Diesel Esteli Puro
For our latest review, we’re smoking the Diesel Esteli Puro. Formed in 2009, Diesel cigar’s mission was to create cigars for those that believe “life tastes better when living on the edge.” No truer words were spoken when it comes to the Esteli Puro line that came out in 2020. Diesel reached out to cigar titan AJ Fernandez to collaborate on a new project.
Comprised of tobaccos from AJ’s La Lila Farm, San Jose Farm, and San Lotano farm in Nicaragua, the Esteli Puro has stunning Nicaraguan Habano tobaccos utilized for the wrapper, binder, and filler.
Before reviewing this cigar, my novice ways never smoked, let alone heard of Diesel Cigars. I was excited to dive in and try something new that I could eventually add to my humidor as well.
Of course, hearing AJ Fernandez is attached to this project makes your interest peak as well. So I took a 6 x 54 Toro home with me to enjoy before summer’s end. Let’s dive in and see what the Diesel Esteli Puro is all about!

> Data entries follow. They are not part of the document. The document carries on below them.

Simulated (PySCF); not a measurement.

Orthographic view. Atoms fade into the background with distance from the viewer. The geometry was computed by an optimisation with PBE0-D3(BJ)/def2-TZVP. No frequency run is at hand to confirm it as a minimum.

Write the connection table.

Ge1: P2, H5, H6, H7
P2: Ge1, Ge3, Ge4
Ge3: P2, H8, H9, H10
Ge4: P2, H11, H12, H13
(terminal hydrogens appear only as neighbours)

Country of Origin: Nicaragua
Wrapper Shade: EMS
Smoke Time: 90-110 minutes depending on size
Cold Draw Impressions
Using a straight cut to remove the cap of the Diesel Esteli Puro is how I started things off. Since I had the time to do so, I decided to use a match as my source of lighting up this bad boy.
Luckily for me, these were rolled to perfection, so I only had to use 3 matches while smoking and that was on me for taking the time to smoke this.
Once cut, I took a few cold draws drags to see what I was in for. I could tell the profile of this cigar was going to be a zesty beast.
I was interested to see if the spiciness I detected in the cold draw would remain there once it was lit.
First Third Impressions
Fifteen minutes in I immediately tasted creamy flavors as well as a touch of leather and fresh cut grass. I was expecting this to be a total spice bomb since it’s a Nicaraguan Puro that utilizes Habano tobaccos, but I was pleasantly surprised to taste anything but spice right off the bat.
I was anticipating it to be much spicer in the second and final third as the tobaccos had time to essentially “cook” more.
Second Third Impressions
Well into the second third, the cream flavor note was still heavily involved in the flavor profile. Both leather and earthy tones faded away as the second third was well underway but was replaced with even more delicious flavors if you could believe it or not.
Dark Roast Coffee and a hint of Black pepper were added to the tip of my taste buds with each puff I was experiencing. The way the cream and coffee bean notes were working so well together, it was as if I was drinking a delicious cup of medium roasted coffee first thing in the morning.
Final Third Impressions
As I was gearing towards the finality of my cigar, the final third had a lot to offer. Very note I tasted from the cold draw to the second third made a brief appearance in the final third for me.
The clashing of earthy tones and cream mixed with dark roasted coffee made for one phenomenal smoking experience I was not anticipating to have.
As mentioned earlier in the review, I was able to take the 6 x 54 Toro home with me to enjoy as the dog days of summer were upon us. So I decided to make this an interesting smoking experience.
I went with a glass of my go-to red wine, J. Lohr as well as a dark piece of chocolate to pair along with the Puro Esteli. Mixing cocoa from the chocolate, the grapes from the red wine, and the plethora of different flavor notes that I experienced with the Diesel Esteli Puro was the best combination I could ask for.
I could also suggest pairing this gem with a coffee for your morning smoke session and a bourbon for an alternative evening smoke if you’re not in the mood for red wine.
When it comes to any cigar company that collaborates with the famous AJ Fernandez, I say go for it. A box of 20 that ranges from $149 to $167 depending on the size, you’re getting a great bang for your buck. Averaging from $7.45 to $8.50 per cigar, it’s worth adding them to your humidor in my opinion.
Although it’s a Nicaraguan puro, the most common blend on the market these days, I’d say the different tobaccos coming from various AJ farms in Esteli makes this a step above the rest of your average Nicaraguan Puros.
As I’ve stated before, if you’re looking for something new to smoke, from a familiar name and blend, then the Diesel Esteli Puro is the one for you.